|Traffic light photo by alvimann at Morguefile.com|
Do you notice symbols when you are reading? Or, for that matter, in the world around you? They can sometimes be easy to overlook, I think.
Do you incorporate them into your writing? Symbols can add meaning, highlight the underlying theme, or even nudge a reader to make certain connections. I like symbols best when they occur organically and throughout a story, as long as they are not stuffed into the text with a heavy, over-enthusiastic hand. Like mine. When I revise, I often have to delete a symbol or two (or three) that I like too much.
I love coming across symbols while I am reading. Maybe a character has a beloved bicycle that she rides in the beginning of a story. The bicycle ends up at the back of the garage as the story rolls along. This could be a subtle indicator of what is going on in the character’s life. Maybe the bike symbolizes the character being neglected or distracted from what she loves. Maybe the bicycle shows that she’s growing out of a bicycle-riding stage. The bicycle could be just a bike, or it could be a symbol or reflection of what is going on in the character’s life.
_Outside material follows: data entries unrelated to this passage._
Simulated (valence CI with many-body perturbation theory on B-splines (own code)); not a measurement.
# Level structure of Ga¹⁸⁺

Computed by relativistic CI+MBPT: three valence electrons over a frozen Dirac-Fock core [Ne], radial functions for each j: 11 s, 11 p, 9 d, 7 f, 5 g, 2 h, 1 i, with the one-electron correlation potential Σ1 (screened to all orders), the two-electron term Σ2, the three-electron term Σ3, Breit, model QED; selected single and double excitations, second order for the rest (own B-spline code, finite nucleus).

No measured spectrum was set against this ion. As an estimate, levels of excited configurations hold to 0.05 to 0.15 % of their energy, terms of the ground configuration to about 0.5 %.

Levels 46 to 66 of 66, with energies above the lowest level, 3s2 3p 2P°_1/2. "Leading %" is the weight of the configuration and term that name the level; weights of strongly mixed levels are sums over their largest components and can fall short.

Ring photo by lisafanucchi at Morguefile.com
Symbols don’t have to be objects, either. They can be phrases, gestures, or character traits. The trick, for writers, is to be sure that the symbols sprout in a natural way from the story. Whenever I force a symbol into a story, it’s obvious. As in there’s an orangutan sitting at the kitchen table obvious. It’s best to pull symbols from what the story offers.
What are some of your favorite symbols from your reading and writing? I still think about that famous pie from The Help. And, of course, who could forget Frodo’s quest for that symbol of all symbols—the ring?